Anne Finucane, global strategy and marketing officer, Bank of America

The executive in charge of BofA’s image discusses her unusual path to the banking industry, avoiding land mines in the workplace and learning to take the long view when measuring success.

I was a hippie, so that gives you some sense of what trajectory I thought I was on after college.

I thought that I would begin working, work for a few years, go to graduate school and I anticipated either running an art gallery or teaching English.

I started in city politics. In city politics, I worked for the office of cultural affairs. I had been an American literature major and an art minor so I cared greatly about those kinds of subjects.

Eventually I cut off my hair, I took off the Mexican wedding dress I had been wearing and started to dress more appropriately, and lo and behold, I was asked to more meetings and I was able to demonstrate some competence.

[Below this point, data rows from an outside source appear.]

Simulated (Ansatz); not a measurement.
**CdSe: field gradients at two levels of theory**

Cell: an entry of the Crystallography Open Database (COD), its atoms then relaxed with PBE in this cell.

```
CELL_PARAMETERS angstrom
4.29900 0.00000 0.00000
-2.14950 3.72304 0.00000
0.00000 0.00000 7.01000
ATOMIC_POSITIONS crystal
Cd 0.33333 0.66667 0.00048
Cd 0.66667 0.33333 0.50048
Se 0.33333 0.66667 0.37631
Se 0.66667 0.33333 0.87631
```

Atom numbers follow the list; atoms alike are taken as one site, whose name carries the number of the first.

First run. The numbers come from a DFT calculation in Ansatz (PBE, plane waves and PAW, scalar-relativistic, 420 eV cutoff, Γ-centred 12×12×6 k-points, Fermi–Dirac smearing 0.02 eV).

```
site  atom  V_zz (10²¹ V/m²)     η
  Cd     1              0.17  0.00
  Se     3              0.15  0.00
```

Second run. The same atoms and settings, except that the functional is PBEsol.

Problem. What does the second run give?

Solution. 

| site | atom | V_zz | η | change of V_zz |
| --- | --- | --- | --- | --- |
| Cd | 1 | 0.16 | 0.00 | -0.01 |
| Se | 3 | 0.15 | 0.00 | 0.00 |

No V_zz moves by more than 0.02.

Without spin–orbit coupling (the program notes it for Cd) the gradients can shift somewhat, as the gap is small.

Photo by: MARC BRYAN-BROWN
I was offered a job in local television in public relations as a creative services director. From there, I was offered a job in advertising as their executive producer, and over time I moved to the business side and eventually became the head of account management for Hill Holliday. After that, I went into consultancy and from there I went into banking as the chief marketing officer.

In a way, each of those things made sense — politics, public relations, advertising, consultancy — but I’m not sure I knew what each of them would amount to. And along the way I had a lot of kids.

[In the workplace] all of us are looking for the land mines. We don’t always see them, but you get better at it over time. Sometimes you see other people hit them and you know not to go there.

I do think work is seen as an action verb, and I think it is an action verb, but it’s important you observe the landscape. … I never tread carefully, but I do try to have a sense of time and place, and I think that matters.

Thinking is underrated. … The opportunity to sit with yourself, to read, to think, to observe, to aggregate all the inputs you are getting and then to make some sense of it, because of the 24/7 conveyor belt we’re all on, you don’t get many opportunities to step off that.

Opportunities are your time in the car, on the train, or that moment in the morning, and you have to take that and use it.

Mentorships are getting to be like a pop culture thing, like you put it in everyone’s performance review. … I feel like it’s a little like talking to a congregation.

You’re going to mentor everybody? It can’t be done. Having coffee with every young person that comes in, you probably can’t give them the time they need.

My observation as a young woman, mostly in a male-dominated world, was mentorship meant there were just guys that seemed to have something in common with a younger fellow and they either played golf or they had a drink or something.

To take a lesson from that, it’s just finding some commonality, because that’s an easy place to begin a conversation.

Asking for help from the men and women in the accounting department might not seem like the natural way to go, but it was enormously helpful because to be able to make a case for an ROI, to make a difference in terms of the financial community, meant that I could get more money to spend on the programs I thought would work and we could demonstrate an ROI.

I don’t have one thing I look for in hiring. I do have a belief in energy givers versus energy takers, and that could happen in a minute. Sometimes when people come in a room you think, “Why am I suddenly exhausted?”

Other people, you think, “It’s an hour into this conversation and I’d like to have more of a conversation.”

Clear thinking, even if it’s not a reflection of your own thinking, is probably one of the greatest gifts because it gets you thinking about something differently than you would have otherwise.

Pushing a product or a sponsorship onto us is probably not a winning formula. Learn our company, learn how we evaluate a sponsorship’s potential value, and probably where we are in our trajectory.

If you had come to us three years ago at the low point of the financial crisis, that was not a moment we were going to take on something new. But I can’t tell you how many people came to us and said, “Well, you know, you’re really in tough shape so we could do you some good.”

Everybody knows what the pros and cons are of signing individual athletes. For us, we’ve certainly done it. But we’re more comfortable associating with leagues and teams and cities and community outreach and not hanging our hat on one individual.

We are trying to serve 50 million customers throughout the United States, and relying on one individual to carry the water on that is probably too much.

Some marketing to women is sophomoric, but it’s more in the TV commercials.

I had many days, weeks, months and probably a few years that I didn’t move forward at all. I probably moved back. I may have had a sick child or my husband was at a different point in his career.

Hopefully, we’re in it for the long haul, so if success is going to be measured every day that you come into work and you have to get it to where you want it to go that day, it’s going to be very frustrating.

I knew what I wanted. I knew I wanted a family, I was willing to invest in it, and I had more kids than I thought I would have, but I’m happy. So every day wasn’t a good day. I think that’s life. I don’t think every day is a good day even if you’re at the top of your game.

You’re not always charging forward. You’re doing the best you can every day, you’re being as smart as you can.

My advice to young people is you have to be undaunted. Just like anything in life, you have to get up, dust yourself off, and move on.